Closed nsheff closed 12 months ago
I'm a bit conflicted here and would like to hear if anyone who has lots of experience with PEP/looper has any ideas... Opinions, @stolarczyk @vreuter @jpsmith5 @afrendeiro ?
I think I lean toward option 1 actually. I feel like it may be easier conceptually to have a separate config file outside of the PEP file.
The question
To run a project, we need 1) a pipeline, and 2) some samples to run the pipeline on. They're independent, since I could run a different pipeline on those samples, or run that pipeline on different samples. So, it seems nice to specify them independently.

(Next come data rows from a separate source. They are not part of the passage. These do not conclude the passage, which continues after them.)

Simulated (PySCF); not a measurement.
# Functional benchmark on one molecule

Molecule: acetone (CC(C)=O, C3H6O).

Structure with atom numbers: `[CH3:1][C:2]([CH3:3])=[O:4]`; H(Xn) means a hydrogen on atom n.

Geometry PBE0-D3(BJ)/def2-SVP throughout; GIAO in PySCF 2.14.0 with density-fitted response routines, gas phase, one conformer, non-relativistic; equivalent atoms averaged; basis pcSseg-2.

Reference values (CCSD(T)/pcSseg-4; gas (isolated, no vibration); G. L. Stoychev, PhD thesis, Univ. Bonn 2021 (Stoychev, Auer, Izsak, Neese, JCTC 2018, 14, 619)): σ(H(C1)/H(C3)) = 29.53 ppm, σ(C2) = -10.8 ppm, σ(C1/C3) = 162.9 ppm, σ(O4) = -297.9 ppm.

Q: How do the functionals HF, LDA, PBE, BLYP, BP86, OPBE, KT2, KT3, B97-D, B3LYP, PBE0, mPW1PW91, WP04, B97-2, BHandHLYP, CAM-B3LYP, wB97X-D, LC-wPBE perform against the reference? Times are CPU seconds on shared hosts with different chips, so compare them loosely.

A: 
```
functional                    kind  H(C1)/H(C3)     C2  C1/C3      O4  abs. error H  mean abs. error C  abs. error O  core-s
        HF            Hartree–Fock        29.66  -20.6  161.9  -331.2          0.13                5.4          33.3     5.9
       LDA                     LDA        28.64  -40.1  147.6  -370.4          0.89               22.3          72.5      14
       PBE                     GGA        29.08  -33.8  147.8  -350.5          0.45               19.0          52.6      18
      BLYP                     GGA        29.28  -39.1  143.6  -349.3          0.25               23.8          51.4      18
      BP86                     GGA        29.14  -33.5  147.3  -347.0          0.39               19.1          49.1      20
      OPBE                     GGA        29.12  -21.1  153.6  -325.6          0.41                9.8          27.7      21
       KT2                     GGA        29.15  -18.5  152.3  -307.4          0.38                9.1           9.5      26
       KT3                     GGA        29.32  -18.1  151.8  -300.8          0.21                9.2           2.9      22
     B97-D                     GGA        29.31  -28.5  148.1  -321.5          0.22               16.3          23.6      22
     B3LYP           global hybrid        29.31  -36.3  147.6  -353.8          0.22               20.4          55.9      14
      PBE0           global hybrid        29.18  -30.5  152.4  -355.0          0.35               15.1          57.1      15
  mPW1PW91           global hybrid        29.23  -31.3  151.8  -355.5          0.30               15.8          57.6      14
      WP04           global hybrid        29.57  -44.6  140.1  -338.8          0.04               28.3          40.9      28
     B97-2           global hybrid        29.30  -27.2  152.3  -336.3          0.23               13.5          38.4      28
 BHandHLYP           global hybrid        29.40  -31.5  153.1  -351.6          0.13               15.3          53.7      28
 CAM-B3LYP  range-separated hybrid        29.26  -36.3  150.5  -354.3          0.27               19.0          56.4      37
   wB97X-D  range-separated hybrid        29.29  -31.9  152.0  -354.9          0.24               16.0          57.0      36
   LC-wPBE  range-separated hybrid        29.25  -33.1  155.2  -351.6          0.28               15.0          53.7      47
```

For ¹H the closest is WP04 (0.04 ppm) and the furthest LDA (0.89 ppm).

But right now, looper sticks its fingers all over into PEP, which specifies the sample metadata. For example:
sample_modifiers
. So, you're configuring the pipeline run using the PEP.Because we are modifying the PEP to define and modify the pipeline, this couples the PEP to the particular pipeline. But wait -- a great thing about PEP is that these things are happening inside the yaml file, and not in the sample table. So, that's nice, yes ... That's great -- but it wouldn't it be even better if the entire PEP were portable? Maybe... but on the other hand, in some sense the whole point of the PEP was to move the non-portable stuff into the config file.
Possible solutions
One possibility is to have the looper config specify the PEP and the pipeline settings (interface/parameters), independently. So the looper config then points to two places, instead of one, and the pipeline settings are removed from the PEP.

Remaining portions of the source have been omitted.